Confession Time: I’m a creature of habit, by choice. I love my routines. I enjoy following a schedule and feel very accomplished when I get to check daily tasks off of my To-Do List. It makes me feel efficient and organized. And when I’m organized, I feel like I’ve got everything under control. I’m on top of the world.
When I decided to start planning my PCT thru-hike last year, the first thing I did was create a PCT To-Do List. From there, I would check tasks off the list as I completed them. Read Yogi’s Pacific Crest Trail Handbook? Check! Pick a start date? Check! Apply for a PCT Long Distance Permit, California Campfire Permit and Application to Enter Canada via the PCT? Check! Check! Check! Pick a water filter and learn how to use it? Check! Go on at least one hike a week? Check! Put together a town stop itinerary for my entire trip before the new year? Check!
Then came the harder tasks to check off the list like making more time in my schedule to hike multiple times a week. I couldn’t do this with a 40+ hour/week, Monday through Friday day job. I needed more flexibility in my week to get my training in. Hiking only on Saturdays and Sundays wasn’t going to cut it. My first step to getting out of my comfort zone was to give up the day job. I went back to bartending and upped the amount of yoga classes I taught each week. At first, leaving a comfortable, financially stable day job was pretty scary. Would I make enough money to pay my bills and save for my trip? Would my new schedule allow me the additional time I wanted to devote to training hikes? Turns out that was a big fat yes and yes. Check and Check!
Then there was being okay with being by myself out in the wilderness. Since I was planning to hike the PCT solo, I had to start getting used to hiking without the comfort of having my friends around. At first, going on solo hikes was probably one of the scariest things I’ve ever done. Could I really hike out there all by myself? What if I fall and hurt myself? Who would call for help? What if I get lost? What happens if I run into a creepy person or a bear on the trail?
Putting all the “What If’s” aside, I went on a hike by myself. I started off on popular, well-traveled trails because I knew there would be other people. Then something magical happened. After a couple of solo hikes, I started craving getting out there by myself. I wondered why I hadn’t tried solo hiking sooner? I stepped even further out of my comfort zone and started choosing less popular trails, in hopes of not seeing another soul on the trail for miles. Getting used to being okay with being by myself in the wilderness? Check!

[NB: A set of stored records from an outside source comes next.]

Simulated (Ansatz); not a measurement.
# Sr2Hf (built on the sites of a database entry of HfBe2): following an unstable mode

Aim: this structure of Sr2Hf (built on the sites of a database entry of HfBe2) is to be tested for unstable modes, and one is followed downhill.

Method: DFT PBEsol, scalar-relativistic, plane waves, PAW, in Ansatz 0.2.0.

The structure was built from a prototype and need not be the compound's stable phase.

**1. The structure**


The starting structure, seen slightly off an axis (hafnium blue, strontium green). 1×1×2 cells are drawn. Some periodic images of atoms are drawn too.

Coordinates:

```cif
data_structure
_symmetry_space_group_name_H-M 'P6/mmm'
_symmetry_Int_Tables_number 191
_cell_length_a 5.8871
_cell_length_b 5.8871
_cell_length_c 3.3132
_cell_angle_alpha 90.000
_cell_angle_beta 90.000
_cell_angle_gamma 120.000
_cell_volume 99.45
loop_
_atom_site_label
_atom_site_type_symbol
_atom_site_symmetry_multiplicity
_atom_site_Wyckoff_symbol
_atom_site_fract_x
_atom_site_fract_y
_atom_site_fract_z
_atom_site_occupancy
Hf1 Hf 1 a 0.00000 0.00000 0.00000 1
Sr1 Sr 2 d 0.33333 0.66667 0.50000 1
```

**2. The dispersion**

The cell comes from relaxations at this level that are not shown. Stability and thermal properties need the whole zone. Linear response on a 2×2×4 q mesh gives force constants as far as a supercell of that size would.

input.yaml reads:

This week, the theme for my yoga classes is to get out of your comfort zone. I’m encouraging my students to try something new, either in their yoga practice or outside of the studio. I’m encouraging them to make a change, even if it’s a small change. I’m asking students to think about their limits, their edge, and find a way to safely move beyond it. For example, on the mat it could be exploring a new option in a posture or holding a posture a little longer than they normally would.
When it comes to getting out of your comfort zone, acknowledge whatever it is you’re afraid of and embrace the discomfort of trying something new. When we’re able to overcome our own limitations, doors will open to more challenges we can achieve. If we don’t challenge ourselves to getting out of our comfort zone every now and then, Robin Sharma says, “The fears we don’t face become our limits.” Who wants to spend the rest of their life living in a bubble?
Even though I teach yoga to hundreds of people each week and am planning a five month thru-hike along the Pacific Crest Trail, I’m scared getting out of my comfort zone too. In less than a month, I’ll be hopping on a plane to fly to San Diego to hike the PCT by myself, all 2,650+ miles of it. I have a lot of fears about this upcoming adventure – the fear of being along in the wilderness, the fear of sleeping alone in my tent in the middle of nowhere, the fear of being hungry, being thirsty, being cold, extreme weather and possible injury. All of these fears aside, I’m ready to embrace the discomfort of trying something new, to get out of my comfort zone, no matter how scary it all may seem right now.
Just like Stephen King says, “The scariest moment is always just before you start.”